Notes on Barnardo Bibliography

46. Sloan, Dennis The Twenty-Third Little Varmint North Ferriby: Badgerwood Publications LLP, 2005

A small blue softback book of 150 pages in 18 chapters. On the front cover is a picture of the author in his maturity as a business man. The first edition of this fine Barnardo autobiography was published in 1988, in hardcover, by Dennis Sloan in association with The Self Publishing Association. The edition presented here is the seventh book of Badgerwood's series of Barnardo Biographies.

It is a fine account of boarding out under the aegis of Dr Barnardo's Homes, the author having been the twenty third boy under the care of the redoubtable Mrs Bird who was, by his time, a foster-mother of experience and character. His life with her in a Suffolk village occupies the first two chapters and his boyhood; it makes good reading. His return to Barnardo's at the age of fourteen was followed by five days at the Headquarters in Stepney, to which he gives a whole chapter of excited adulation and condensed Barnardo history, before his entry to the Watts Naval Training School at North Elmham in Norfolk.

Under the title of The Top Deck Toilet Sweeper he gives an entertaining and penetrating account of the WNTS as experienced by a youngster coming from a relatively robust childhood with the capability of adapting to a rigid discipline, and finding within it enjoyment, inspiration, and a remarkable propensity to use opportunities to further his own ends; the chapter title describes the job that he organised for himself and achieved thereby a recognised and relatively useful role that led to his becoming the 'Admiral's Houseboy' in due course. It is no surprise that he should turn to business successfully in his later life.

While at Watts he was enabled to return to Mrs Bird's for holidays, a facility that Barnardo's organised, even during the years of the Blitz.

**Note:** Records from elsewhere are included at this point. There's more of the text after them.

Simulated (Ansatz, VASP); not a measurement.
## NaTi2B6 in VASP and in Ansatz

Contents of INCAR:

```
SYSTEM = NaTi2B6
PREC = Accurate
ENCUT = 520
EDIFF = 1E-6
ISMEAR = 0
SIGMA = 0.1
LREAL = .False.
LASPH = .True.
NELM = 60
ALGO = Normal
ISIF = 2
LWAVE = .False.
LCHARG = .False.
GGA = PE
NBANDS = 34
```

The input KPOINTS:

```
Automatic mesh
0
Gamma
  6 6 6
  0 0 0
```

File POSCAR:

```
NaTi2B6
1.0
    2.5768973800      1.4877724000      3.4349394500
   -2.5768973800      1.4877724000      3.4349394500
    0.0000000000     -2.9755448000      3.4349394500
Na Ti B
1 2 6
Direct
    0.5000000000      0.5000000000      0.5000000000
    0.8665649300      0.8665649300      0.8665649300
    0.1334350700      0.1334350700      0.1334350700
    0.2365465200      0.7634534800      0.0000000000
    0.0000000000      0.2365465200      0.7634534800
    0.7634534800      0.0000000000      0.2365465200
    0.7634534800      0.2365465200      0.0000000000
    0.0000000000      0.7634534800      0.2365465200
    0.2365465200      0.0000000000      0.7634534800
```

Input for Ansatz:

It was customary to go from Watts to the Royal Navy at the age of sixteen, but Dennis Sloan chose the Merchant Navy, apparently to avoid the experience of going through the RN Training Ship, HMS Ganges, where his inablity to swim would have brought inevitable confrontation with the authorities. There is a sensitive account of the different impact of Stepney during the few days of transition there before going out into the world, from his initial impression some four years earlier.

The story of his progress through the Merchant Navy is interrupted by a short chapter entitled A Very Special Lady that describes the finding of his real mother, and the details of his childhood, and thereby replacing a deep need with appreciation and gratitude.

He comes ashore from the Merchant Navy to work on the production of naval aircraft, first as a factory floor worker, and then as shop steward, and this provides the background to his decision to start his own business as a travelling salesman, which he specifies as his training school. There is a full account of how he became involved in selling and, in time, manufacturing carpets, which led to success in making money.

Within the business world he develops his own family life and social position, but also experiences a fall and rise again from alcohol addiction, told with frankness and great insight, and finally his success in becoming a pilot and flying his plane over the village of his boarded out childhood - and seeing it from a different view.

Throughout this enjoyable book there is an appreciation of Barnardo's in general and of Mrs. Bird in particular.